The main objection to Francis' message about loving the poor is that they just don't "contribute." In the good old USA, everyone has to pull their weight - unless you can get somebody else to do it. How can you make money out of people who have no money?
Poor people are noted for, among other things, an unwillingness to spend large sums of money on crap. That is, except for the crap they're forced to eat because they can't afford anything else. Large firms have come up with all kinds of highly profitable items that contain "empty calories" to fill cash registers rather than basic nutritional needs. This may be why the Republican budget of Eric Cantor, Paul Ryan and most of the other well-fed members of the majority cut the snot out of school lunches, childhood health care and early education while preserving anything remotely connected with the military, including billion-dollar programs the brass says it doesn't even want. Francis would be against that.
The new pope said, while in Argentina, that much of the poverty in that country was caused by multinational corporations. That message would go over like a turd in a punchbowl if said in the hallowed halls of a Republican caucus - or maybe even in some Democratic ones. How can goodness be identified with poverty? Everyone knows that success can only be measured by the bottom line. Ask The Donald.
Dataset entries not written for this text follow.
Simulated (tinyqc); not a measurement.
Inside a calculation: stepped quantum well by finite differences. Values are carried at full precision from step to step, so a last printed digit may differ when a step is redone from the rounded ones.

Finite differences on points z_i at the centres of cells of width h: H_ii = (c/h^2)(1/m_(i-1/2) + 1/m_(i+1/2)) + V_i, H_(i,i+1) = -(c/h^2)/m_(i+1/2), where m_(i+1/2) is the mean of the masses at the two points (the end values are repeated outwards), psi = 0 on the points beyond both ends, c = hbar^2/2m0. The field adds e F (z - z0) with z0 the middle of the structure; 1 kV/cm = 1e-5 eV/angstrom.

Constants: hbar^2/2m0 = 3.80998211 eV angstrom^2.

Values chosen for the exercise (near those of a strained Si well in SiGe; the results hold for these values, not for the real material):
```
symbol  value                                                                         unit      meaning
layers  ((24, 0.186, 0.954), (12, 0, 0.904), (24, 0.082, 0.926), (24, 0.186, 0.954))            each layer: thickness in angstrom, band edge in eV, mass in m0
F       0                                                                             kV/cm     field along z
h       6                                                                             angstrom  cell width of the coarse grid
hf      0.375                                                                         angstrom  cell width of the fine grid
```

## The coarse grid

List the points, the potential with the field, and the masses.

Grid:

What Francis was saying, I feel, was the same kind of message presented once before by a poor carpenter who threw money changers out of temples. Both of them despised the rigged deck that passed as economics in their time. Then, the pharisees and the priests controlled the deck along with the army. Now, we have "too big to fail."
Poor? You're kidding, Francis. After all, we don't have lepers here and the prostitues can go to jail unless they're celebrities. Everything's just fine. Look at the stock market. The Bible says you can't serve God and Mammon. The big money's on Mammon.